11. I'm a good singer. Sometimes I'm surprisingly good (at least to me.) Growing up in a home with a hippie mom, attending a Pentecostal church with my grandparents and going to mostly African American elementary and middle schools, I was surrounded by and influenced by various musical styles. My real exposure to music, however, was at church.
At church I got to experience music and participate. Music at a Pentecostal church is not empty and distant, it's full and present. It interacts with all of your emotions, whipping you into a frenzy or pulling the fibres of your heart to the snapping point, and beyond. Is this healthy? Not always, but it's a great way to really learn about music and about what music means to the human soul.

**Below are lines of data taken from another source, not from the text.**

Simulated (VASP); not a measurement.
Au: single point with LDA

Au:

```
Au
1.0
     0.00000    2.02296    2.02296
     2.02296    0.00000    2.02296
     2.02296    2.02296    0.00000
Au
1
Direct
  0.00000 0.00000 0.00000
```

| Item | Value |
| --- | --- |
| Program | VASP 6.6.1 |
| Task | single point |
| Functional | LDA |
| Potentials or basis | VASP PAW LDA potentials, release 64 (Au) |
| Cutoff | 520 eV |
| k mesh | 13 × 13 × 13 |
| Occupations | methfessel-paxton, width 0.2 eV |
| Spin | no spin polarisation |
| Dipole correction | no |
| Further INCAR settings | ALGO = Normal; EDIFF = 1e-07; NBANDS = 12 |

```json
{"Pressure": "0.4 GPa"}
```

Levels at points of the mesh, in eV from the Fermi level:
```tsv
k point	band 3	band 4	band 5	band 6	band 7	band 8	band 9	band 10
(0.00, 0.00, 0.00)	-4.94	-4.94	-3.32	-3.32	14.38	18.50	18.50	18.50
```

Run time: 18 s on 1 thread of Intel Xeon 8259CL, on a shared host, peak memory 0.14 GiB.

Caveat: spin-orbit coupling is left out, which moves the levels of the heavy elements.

Although surrounded by music, I was not trained in music as a child. I was never in band at school. I'm not sure why. I can't remember anyone ever asking me if I wanted to be in band or making the offer. I guess I just thought band was for other kids, not for me. It just passed me by. Before I got into singing, I got into rapping. (Go ahead and laugh. It's an appropriate response.) In high school I thought of myself as a rapper, but I would rather have been a singer, except that I had no idea that I could sing. I first became aware of myself as a singer when I was eighteen and in South America. Someone said, "Hey, you're a great singer," and I thought, "Really?" When I got back home, my church friend Drew, who was a musician (we had a lot of musical talent in our church,) heard me sing and was like, "Dude, you've got a great voice. When did that happen?" "In Paraguay," I said.
After that, singing was a big part of my life, but only through my church experience. In college I was in Christian youth bands. Then I was a music minister for a couple of churches in my twenties. I sang with groups and did solo performances and had a lot of fun. Now that I'm not a minister, and in fact am hardly involved in religion at all, I don't really have a context for musical expression. We attend a Methodist church semi-regularly, but I have no interest in the - to be brutally honest - soulless music they perform. I feel a little hypocritical singing church songs these days anyway, since I really don't believe what I'm singing. I'd like to find an outlet for singing outside of the church, but society doesn't make that very easy. I'm not young and cool and attractive. I'm just a portly, aging dude who likes to sing. So, I sing in the shower. I sing in the car. I even sing in the office a little. That's probably going to be the extent of my illustrious singing career.
Hello, friends. How are you today?
Later. Love.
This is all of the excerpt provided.